Diary of Lisa Taylor, reluctantly 42 (and a half)

Or.. 'f.ck me I'm forty.. two.. and a half', though can look 38 on a - not so deluded - good day. Or 'How to reconcile a well experienced mind trapped in a still - but for how long? – youthful body.' Don't have the 30somethings angst/problems, neither have the resigned (?) ageing baby-boomers in safe family territory outlook yet. Here's how I cope, one day all sexy women will get old... but never invisible. © Lisa Taylor 2005/6/7/8/9. Jeez.. so much for the 42 and-a-half delusion

Friday, October 31, 2008

28 October - Chess

We had to entertain a six year old and to keep him occupied Toph played chess with him. Then he cleverly asked six year old to teach me (I don't play) so that he could go on his computer for a while undisturbed. The six year old who's clever, told me all sort of wrong information, not sure if because of cleverness or because he got it muddled up as to how the horse , the tower, the knight and so on can move.

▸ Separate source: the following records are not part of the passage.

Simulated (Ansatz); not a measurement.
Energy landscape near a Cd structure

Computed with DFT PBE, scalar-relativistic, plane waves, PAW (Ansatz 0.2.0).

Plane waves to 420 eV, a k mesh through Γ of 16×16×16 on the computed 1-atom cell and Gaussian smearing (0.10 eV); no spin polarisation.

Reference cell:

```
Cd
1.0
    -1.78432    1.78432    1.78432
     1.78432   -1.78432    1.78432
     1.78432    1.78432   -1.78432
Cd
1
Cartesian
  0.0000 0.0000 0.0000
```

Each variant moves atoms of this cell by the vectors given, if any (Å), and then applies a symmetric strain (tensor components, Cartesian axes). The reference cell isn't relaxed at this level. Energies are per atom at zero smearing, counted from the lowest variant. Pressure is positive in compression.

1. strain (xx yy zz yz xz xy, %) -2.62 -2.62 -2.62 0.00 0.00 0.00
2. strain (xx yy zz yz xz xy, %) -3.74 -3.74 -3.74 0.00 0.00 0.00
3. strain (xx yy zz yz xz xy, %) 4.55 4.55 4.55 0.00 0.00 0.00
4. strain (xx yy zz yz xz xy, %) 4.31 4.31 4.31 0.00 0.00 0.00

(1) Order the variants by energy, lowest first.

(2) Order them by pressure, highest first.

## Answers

Toph came to rescue the game and I still won pursuing my anarchic ways, much as I do when I bluff beyond belief at poker ((I get reasonably far but then of course I fall in love with my cards and never consider what's the best hand someone else can have). I didn't take to the game, my brain doesn't like anything where it has to consider too many multiple options before making a choice. But I had the following 'old before my time' thought 'Better take chess up as a) you need to keep learning new things to keep it sharp and b) when we're truly past it, I can give Toph (who's rather champion like) a game in some lonely nursing home assuming they keep us together'.

A friend has recently told me that I do go on rather too much about getting old and dying but she's five years younger. I don't think it's hit her yet. But it will. I think it may be easier if you're prepared. Plus, if it wasn't my main preoccupation this blog would not exist.